Forum Moderators: Robert Charlton & goodroi

Message Too Old, No Replies

Companies running a business spidering Google - how and why?

         

pavlovapete

12:27 am on May 19, 2009 (gmt 0)

10+ Year Member



Just came across another "report" from a business that "crawled" Google results "for x thousand keywords" across the US as part of a survey.

Yesterday I got some email from a business that has "servers across the US" working out what keywords businesses are ranking for.

The other day I was looking at a huge database of adwords advertisements and keywords used by businesses worldwide.

What is going on?

Obviously (to me) these are the products of automated queries - supposedly something Google will not allow.

How are these "crawling" companies hoping to build a long term business based on activities that are outside the Google TOS?

I'm not understanding this at all.

tedster

1:23 am on May 19, 2009 (gmt 0)

WebmasterWorld Senior Member 10+ Year Member



The "why" seems clear to me - they feel there is commercial value in the intelligence, especially for large aggregated data-sets.

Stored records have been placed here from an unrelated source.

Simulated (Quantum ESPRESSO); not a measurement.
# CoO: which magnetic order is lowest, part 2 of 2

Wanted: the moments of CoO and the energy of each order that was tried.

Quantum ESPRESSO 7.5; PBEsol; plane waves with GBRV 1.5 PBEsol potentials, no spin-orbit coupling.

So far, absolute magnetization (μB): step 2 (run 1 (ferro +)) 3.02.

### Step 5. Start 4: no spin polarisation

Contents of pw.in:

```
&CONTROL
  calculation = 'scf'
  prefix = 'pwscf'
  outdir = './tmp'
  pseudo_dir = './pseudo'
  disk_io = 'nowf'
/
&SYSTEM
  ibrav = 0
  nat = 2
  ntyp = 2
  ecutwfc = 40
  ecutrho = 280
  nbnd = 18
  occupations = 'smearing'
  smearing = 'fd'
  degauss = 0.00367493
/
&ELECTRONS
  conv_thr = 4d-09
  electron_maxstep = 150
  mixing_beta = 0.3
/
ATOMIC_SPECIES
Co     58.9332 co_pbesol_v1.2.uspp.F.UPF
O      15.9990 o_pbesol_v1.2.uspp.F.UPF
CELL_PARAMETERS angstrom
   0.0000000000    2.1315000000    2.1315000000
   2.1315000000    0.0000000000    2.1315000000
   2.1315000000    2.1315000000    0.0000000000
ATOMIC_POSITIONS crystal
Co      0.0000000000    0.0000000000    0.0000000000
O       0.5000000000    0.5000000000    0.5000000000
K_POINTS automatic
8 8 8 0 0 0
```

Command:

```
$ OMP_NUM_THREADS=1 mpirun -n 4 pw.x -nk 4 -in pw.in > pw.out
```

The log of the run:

Whether this can be a viable long-term business model, well, that's anyone's guess. And how do they do it? well, I'd say the phrase "servers across the US" gives a big clue. Many servers on dissimilar IP addresses, throttled way back to avoid detection.

ogletree

1:33 am on May 19, 2009 (gmt 0)

WebmasterWorld Senior Member 10+ Year Member Top Contributors Of The Month



If you know what you are doing it is easy to spider google. All Google does is fight amateurs. The pros will always get what they need. There are people that have spidered Google every day for years.

pavlovapete

4:52 am on May 19, 2009 (gmt 0)

10+ Year Member



I guess I wonder why Google lets these businesses continue. It would be pretty easy to prove that the data was coming from automated queries wouldn't it? Alternatively couldn't google release the data themselves and become the authoritative source of aggregated reports? Collectively I'd assume that these businesses are making many dollars. Not to mention the computational load.

throttled way back
...
every day for years

- that makes me shiver. I can't imagine being banned from using google.

Maybe I am naive about how clever they are?

fishfinger

10:27 am on May 19, 2009 (gmt 0)

10+ Year Member



It would be pretty easy to prove that the data was coming from automated queries wouldn't it?

I know nothing about how it's done, but I'd imagine that you make sure that you

(a) don't fire off your queries too fast, and
(b) have a huge amount of random IPs (either non-existent or spoof a genuine one)

Impossible to spot if you mix it up.

I've been temporarily blocked from Google for skimming through SERPS too fast in too short a space of time.

Perhaps they have a threshold for so many queries per IP per 24 hour period too. But anything that is programmed can be measured and counter-programmed.

I'd imagine these guys are constantly testing the limits with bots that do occasionally get caught and then making sure that their proper bots run below that threshold.